How to triple your event response rate…taking a lesson from direct mail

We recently began a multi-channel event recruiting campaign.  The goal was to get as many target market prospects to our event as possible. 

We began by launching a broadcast email wave.  We send everyone on our list a customized email.  A day later we called everyone and either spoke with them or left a voice mail message.

We ended up with a 3% response rate.  Not bad for enterprise security at the executive level.  Then we tried running the same campaign against another list.  We came across the second list almost by accident and only decided to try it because we still had seats to fill at the event. 

The difference between the first and second list was noticeable within the first hour of calling.  You can just tell when one of your key variables like list, improves.  The calls are warmer, the resistance is lower. 

Fast forward through days of calling and emailing.  When the dust settled, the final response rate ended up at…drum roll please…a whopping 9%. 

All we did was change one key variable, the list, and our response rate tripled.  We didn’t change the script, the email copy, the offer or the presentation, only the list. 

Okay, so what’s so special about the second list that it caused the response rate to triple?  The short answer is that the second list was based on behavior and not just demographics.

The first list was just names and titles based on where someone worked and the geography.  The second list was a list of people who had shown up at a similar event.  The second list was an attendee list for an event that was somewhat similar to ours.

The key was that people on the second list were not only demographically within our target zone, but more importantly, they had recently demonstrated the behavior we wanted them to do, namely come to our event. 

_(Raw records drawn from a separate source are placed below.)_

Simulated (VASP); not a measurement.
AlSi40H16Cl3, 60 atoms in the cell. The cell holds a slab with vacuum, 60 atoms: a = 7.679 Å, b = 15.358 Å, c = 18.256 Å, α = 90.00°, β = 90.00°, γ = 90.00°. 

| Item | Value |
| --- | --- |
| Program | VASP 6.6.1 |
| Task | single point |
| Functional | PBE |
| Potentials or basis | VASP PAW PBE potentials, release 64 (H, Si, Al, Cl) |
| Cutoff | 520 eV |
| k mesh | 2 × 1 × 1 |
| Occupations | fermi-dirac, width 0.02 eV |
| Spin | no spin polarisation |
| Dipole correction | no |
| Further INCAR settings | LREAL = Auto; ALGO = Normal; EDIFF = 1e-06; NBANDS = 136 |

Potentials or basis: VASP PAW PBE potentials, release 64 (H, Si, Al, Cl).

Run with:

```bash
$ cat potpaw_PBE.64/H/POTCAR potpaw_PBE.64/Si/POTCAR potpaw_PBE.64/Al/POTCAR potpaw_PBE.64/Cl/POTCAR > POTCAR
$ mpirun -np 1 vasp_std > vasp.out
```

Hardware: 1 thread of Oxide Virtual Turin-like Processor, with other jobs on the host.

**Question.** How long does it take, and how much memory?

Any good direct mail professional will tell you that the best responders are those people who have responded to a similar offer in the recent past.  Direct mail professionals have all kinds of formulas and metrics to help them identify the people most likely to respond.  The one that applies here is called Recency.  Another key one for them is Frequency. 

The long and short of it is that if you can get your hands on lists of people in your target market, who have attended the kind of event you are trying to fill, do it.  This kind of list will respond at a much greater rate, as compared to ones based on static demographics.